U.S. Congresswoman Kyrsten Sinema offered up an update on the state of her district and received an award from the U.S. Chamber of Commerce during an event hosted by Rio Salado College on March 21.
Sinema, whose district encompasses Tempe, Chandler, Mesa and Ahwatukee, was given the U.S. Chamber of Commerce’s Spirit of Enterprise award during the event organized by the Tempe Chamber of Commerce. The award is handed to members of Congress with a voting record that supports the national chamber’s position at least 70 percent of the time, according to the U.S. Chamber of Commerce’s website.

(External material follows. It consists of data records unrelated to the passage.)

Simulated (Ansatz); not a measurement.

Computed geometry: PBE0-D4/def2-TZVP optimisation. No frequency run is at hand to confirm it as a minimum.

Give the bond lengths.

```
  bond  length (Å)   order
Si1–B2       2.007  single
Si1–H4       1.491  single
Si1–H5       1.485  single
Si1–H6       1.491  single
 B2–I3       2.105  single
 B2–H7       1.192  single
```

The award was presented ahead of Sinema’s second State of the District speech in which she covered topics of note for the district. Tops among the address were issues related to business, as Sinema said the business environment in the state has grown and will continue to do so in the future. A sign she said indicates the improvement is the news of two large-scale companies – Tesla Motors and Google Fiber – that have expressed interest in setting up shop in the state.
Also a focus were businesses much smaller than those two, with Sinema saying bills she supported in Congress could and would have a beneficial effect on local companies. One piece of legislation she cited would support businesses that emphasize alternative energy like Monarch Power, which is based in Scottsdale.
Its companies like those and others rooted in her district, including the East Valley, municipalities that Sinema said have a large effect on employment.
“Ninety percent of the new jobs in our community come from small businesses,” she said.
An issue that’s tied tightly to the business community addressed by Sinema was the Affordable Care Act. That bill could have serious implications for businesses both small and large and for employees, and Sinema said the federal government did an “atrocious job” rolling out the new regulations.
While she said she supported a one-year delay of the implementation, she said the legislation has enough positive aspects, for example extending the time students can stay on their parents’ insurance plan, that the goal should be to eliminate the “real stinkers” in it instead of repealing it wholesale.
Given the split between Democrats and Republicans about the legislation, Sinema said getting politicians to amend it could take a while.
“We won’t see some real change until the heat goes down on this bill,” she said.